# Theorems involving Continuous Functions

**Intermediate Value Theorem**. Suppose that `f` is continuous on closed interval `[a,b]` and let `N` is any number between `f(a)` and `f(b)` (or `f(b)` and `f(a)`; depends what is bigger). Then there exists number `c` in `(a,b)` such that `f(c)=N`.

The Intermediate Value Theorem states that a continuous function takes on every intermediate value between the function values `f(a)` and `f(b)`.

Note that the value `N` can be taken one or more times.

In geometric terms Intermediate Value Theorem states that if any horizontal line `y=` is given between `f(a)` and `f(b)` then the graph of `f` should intersect `y=N` somewhere.

**Corollary**. Suppose that `f` is continuous on closed interval `[a,b]` such that `f(a)` and `f(b)` have different signs. Then there exists number `c` in `(a,b)` such that `f(c)=0`.

Proof of this fact is straightforward. Since `f(a)` and `f(b)` have different signs then either `f(a)<0<f(b)` or `f(b)<0<f(a)`, so, we take `N=0` in intermediate value theorem.

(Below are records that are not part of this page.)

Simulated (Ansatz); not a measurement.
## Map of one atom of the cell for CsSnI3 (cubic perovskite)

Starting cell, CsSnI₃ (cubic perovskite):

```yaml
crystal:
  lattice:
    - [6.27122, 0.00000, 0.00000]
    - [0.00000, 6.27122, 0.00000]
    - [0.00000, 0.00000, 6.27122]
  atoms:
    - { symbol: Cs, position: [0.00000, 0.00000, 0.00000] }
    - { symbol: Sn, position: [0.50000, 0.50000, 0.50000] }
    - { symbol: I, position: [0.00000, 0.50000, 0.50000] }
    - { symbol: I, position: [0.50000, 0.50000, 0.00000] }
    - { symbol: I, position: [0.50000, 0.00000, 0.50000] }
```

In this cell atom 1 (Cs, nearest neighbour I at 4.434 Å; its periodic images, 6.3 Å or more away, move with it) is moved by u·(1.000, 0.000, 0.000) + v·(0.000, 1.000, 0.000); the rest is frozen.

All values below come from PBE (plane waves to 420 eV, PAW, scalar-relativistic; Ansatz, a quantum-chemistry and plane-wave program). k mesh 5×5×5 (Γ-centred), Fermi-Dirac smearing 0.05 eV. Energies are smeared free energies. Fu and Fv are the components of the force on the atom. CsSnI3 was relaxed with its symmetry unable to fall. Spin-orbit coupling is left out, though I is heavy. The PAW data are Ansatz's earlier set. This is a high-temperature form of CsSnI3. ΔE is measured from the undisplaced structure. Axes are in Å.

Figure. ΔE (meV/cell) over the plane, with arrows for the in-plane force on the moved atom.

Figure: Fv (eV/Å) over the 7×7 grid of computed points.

Note, that Intermediate Value Theorem is general false for discontinuous functions.

One use of the Intermediate Value Theorem is in locating roots of equations.

**Example 1**. Function `2^x-4x=0` clearly has root 4, but it is harder to locate another root. However, for function `f(x)=2^x-4x` `f(0)=2^0-4*0=1>0` and `f(1/2)=2^(1/2)-4*2=sqrt(2)-8<0`.

Thus, by corollary (because function `f(x)=2^x-4x` is continuous) there exists number `c` in interval `(0,1/2)` such that `f(c)=0`.

**Example 2**. Show that the root of equation `cos(x)-x=0` is within interval [0,1].

Let `f(x)=cos(x)-x`. Clearly it is continuous on [0,1].

We are looking for the solution of the equation, that is a number `c` between 0 and 1 such that `f(c)=0`.

Since `f(0)=cos(0)-0=1>0` and `f(1)=cos(1)-1<0` then `f(1)<0<f(0)`.

Thus, according to corollary there exists number `c` on interval `(0,1)` such that `f(c)=0`. Therefore, `f(x)` has at least one root in (0,1).

**Boundedness of Function**. Suppose that function `f` is continuous on closed interval `[a,b]` then exist such constant finite numbers `m` and `M` that `m<=f(x)<=M` for all `a<=x<=b`.

Note that this theorem doesn't hold if interval is not closed.

For example, let `f(x)={(1/x if 0<x<=1),(0 if x=0):}`.

This function can take only finite values, but it grows without a bound when `x` approaches 0.